Dismantling the class divisions. Art credit Socha Design

How to support egalitarian society and what to avoid when doing it?

12 minutes read




A workshop in Sheffield ‘Exploring (social) Class’ gave us insights into capitalism, social classes and people’s lives. At the end caused pain, anxiety, anger, frustration, guilt and regret in a social experiment.

This article bears also the participants of the workshop in mind. That is to help us, and help other readers, to understand different perspectives on approaches supporting a fair and just society.

Hopefully, the article will trigger dialogue and additional feedback on what happened during the workshop. Especially on the last day, which felt disturbing to most of its participants.

I am expressing my appreciation in the article towards the organisers of the workshop and the first day and half of its duration. However, I am criticizing the social experiment that took place, its destructive and damaging forces that are contra productive.

Later, I am suggesting a proposal of a constructive collaboration between the social classes, that I believe is crucial in dissolution of inequalities.

I feel that the proposal would not bring just short-term financial rewards, that possibly was the workshop’s main agenda, but has a great potential to create other projects which could unlock the working classes potential further. And dismantle the exploitative tendencies within the capitalistic hierarchy in the long run.

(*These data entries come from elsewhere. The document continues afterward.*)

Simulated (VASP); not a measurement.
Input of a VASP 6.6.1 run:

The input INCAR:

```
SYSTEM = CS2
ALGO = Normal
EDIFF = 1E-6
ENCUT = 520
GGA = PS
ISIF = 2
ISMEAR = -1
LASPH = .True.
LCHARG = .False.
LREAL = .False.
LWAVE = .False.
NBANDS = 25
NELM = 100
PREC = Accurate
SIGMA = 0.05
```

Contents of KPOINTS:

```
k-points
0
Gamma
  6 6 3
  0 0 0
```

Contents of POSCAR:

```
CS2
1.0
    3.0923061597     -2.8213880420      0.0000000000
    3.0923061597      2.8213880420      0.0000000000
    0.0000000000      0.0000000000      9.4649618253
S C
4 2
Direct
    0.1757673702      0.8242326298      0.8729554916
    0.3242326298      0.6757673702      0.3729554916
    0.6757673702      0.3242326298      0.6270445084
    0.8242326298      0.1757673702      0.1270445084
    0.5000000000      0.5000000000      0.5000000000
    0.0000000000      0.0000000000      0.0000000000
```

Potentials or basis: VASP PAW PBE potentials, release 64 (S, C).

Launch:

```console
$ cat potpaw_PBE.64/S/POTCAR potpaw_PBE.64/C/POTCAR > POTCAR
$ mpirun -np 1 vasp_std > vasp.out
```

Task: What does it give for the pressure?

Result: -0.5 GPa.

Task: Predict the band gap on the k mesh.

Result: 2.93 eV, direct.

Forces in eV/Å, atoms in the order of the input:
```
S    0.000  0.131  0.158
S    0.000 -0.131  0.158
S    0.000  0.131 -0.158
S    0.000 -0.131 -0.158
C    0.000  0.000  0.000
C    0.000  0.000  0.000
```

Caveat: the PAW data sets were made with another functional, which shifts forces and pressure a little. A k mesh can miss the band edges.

Excuse some details. However, they may help you in developing further ideas of what else is needed to support the shift towards an egalitarian society.

 Exploring (social) Class – day one


I have attended the ‘Exploring Class: A Workshop in Sheffield’ (England) on 1. February 2020 organised by D.Hunter from Chav Solidarity (autobiography) and Lumpen Journal (a journal of poor and working-class writing).

Before the workshop, we received instructions related to accommodation, food and location which was considerate and useful. Furthermore, we received articles and educational videos related to the topics of the workshop. Homework was also given to put down our class story testimonial.

The well-organised event with the forwarded materials to study made me eager to learn more about the topics and be an active participant. And this in hope of coming up with constructive ideas to support equality when finished.

The first day was long but rewarding. I understood the structures of society better including social classes, capitalism and whiteness. I enjoyed discussions and generally the interactions with people from all social stratas.

To see people willing to contribute towards a positive social change, speaking honestly about their experiences was connecting me with them on deeper levels.

I would name just a few values resonating with me that day, feeling that those are the keys to open doors to a fair and just society. Including open-mindedness, compassion, respect, and willingness to accept differences and diversity.

The other words or concepts from that day for me were. Enriching communication, collaboration, constructive and inspiring.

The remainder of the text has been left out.